Hans-Georg Lundahl there are no fact-based narratives in literature before the 4th century BC.

Hans-Georg Lundahl
"there is no commentary on his globe views but he believed that the stars were inside a hard dome."

Ptolemy's view as fix stars would be the outermost crystalline sphere, not refuted until Tycho's observation of a comet passing through supposed "crystalline spheres" after Luther died.

"He cold the astronomer's philosophers"

Context? Regiomontanus and Copernicus hardly were simply "astronomers".

"and refused to believe they saw stars"

I think you are garbling Luther's actual comment, precise quote please, even if he was a heretic, he was not a senile with Alzheimer. Astronomers certainly did see stars. They still do. Astronomers also certainly did not see earth move through stars, and they still don't. Heliocentrism was never an actual observation, it was always a conclusion.

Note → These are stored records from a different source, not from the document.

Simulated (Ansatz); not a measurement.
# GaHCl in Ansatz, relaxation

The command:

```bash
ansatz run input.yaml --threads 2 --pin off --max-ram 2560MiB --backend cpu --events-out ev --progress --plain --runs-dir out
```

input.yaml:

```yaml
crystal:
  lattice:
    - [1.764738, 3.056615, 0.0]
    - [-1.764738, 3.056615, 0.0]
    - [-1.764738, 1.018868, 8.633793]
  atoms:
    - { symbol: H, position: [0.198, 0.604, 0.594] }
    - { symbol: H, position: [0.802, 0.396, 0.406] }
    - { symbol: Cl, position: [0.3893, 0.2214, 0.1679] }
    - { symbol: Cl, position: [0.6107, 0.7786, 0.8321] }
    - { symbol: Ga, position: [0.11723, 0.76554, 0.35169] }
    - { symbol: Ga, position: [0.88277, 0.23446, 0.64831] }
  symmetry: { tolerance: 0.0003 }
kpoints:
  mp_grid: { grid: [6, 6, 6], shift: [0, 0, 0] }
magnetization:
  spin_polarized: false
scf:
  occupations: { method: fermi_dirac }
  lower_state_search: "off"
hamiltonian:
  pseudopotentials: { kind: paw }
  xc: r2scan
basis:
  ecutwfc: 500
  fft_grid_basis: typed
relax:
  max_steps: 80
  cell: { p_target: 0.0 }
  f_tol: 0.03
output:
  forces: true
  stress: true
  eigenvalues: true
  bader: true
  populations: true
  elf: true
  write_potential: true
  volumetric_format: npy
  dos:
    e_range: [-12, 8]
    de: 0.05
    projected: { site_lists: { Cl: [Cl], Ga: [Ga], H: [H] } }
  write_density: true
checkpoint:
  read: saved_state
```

"He believed they were challenging the authority of scripture by anything there wasn't a dome above."

OK, I get it, he was probably overdoing the singular and refused to believe the plural ... I'd still like the context though.

"as far as understanding ancient people there are over 100,000 known tablets of just Akkadian works just in western collections"

The Bible is not in Akkadian. You are behaving like a man purporting to study Esquimaux and claiming they believe in dream time and can't count to more than 4 because Australian aborigines show how "primitive peoples" think. There is no such thing as "primitive peoples" and there also is no such thing as "ancient people". There are peoples who are different and some have been lumped together as primitive, and there were peoples who were ancient and risk retrospectively getting lumped together in the equally chimeric "ancient peoples". You don't study Biblical cosmology by studying Akkadian or Sumerian cosmology, however well you do that.

"We know a great deal about them."

The anthropologist misrepresenting Esquimaux could claim he knew a great deal about Aborigines.

"There also a great deal of information about Egypt but not as much even though it gets more attention."

OK, fine, but this does not prove anything about the Bible. The world back then need not have been as uniform about cosmology as the modern (post-Christian) world is about Heliocentrism of solar system within a larger galaxy.

You find subterranean pillars shown as human-architectonic ones in Sumerian tablets (reminding me more of Yggdrasil than of anything in the Bible as to what it need mean), you don't find them in Egypt. Ergo, Egypt and Sumer are not equal, so why need Israel be equal to both? If A is B, C can either be or not be equal to A and to B, but if A is not B, C cannot be equal to both. You may think it is equal to the parts of A and B where they are equal, but as in some parts they aren't, you cannot know that.

"There are lots of Canaanite writings in various languages they used."

Epics, right? Mostly? From Ugaritic to Carthaginian, right?

I didn't know there were lots, but OK. If there are, a closer study will reveal discrepancies between D and A and between D and B, and therefore further show the possibility of C not being equal to A or B, without this meaning it has to equal D.

You are really unable to grasp an argument, you jumpt to my conclusion as proof I hadn't grasped yours and then repeat it with more detail.

"We have plenty of Assyrian works."

That falls under A - Akkadian and Sumerian. Or?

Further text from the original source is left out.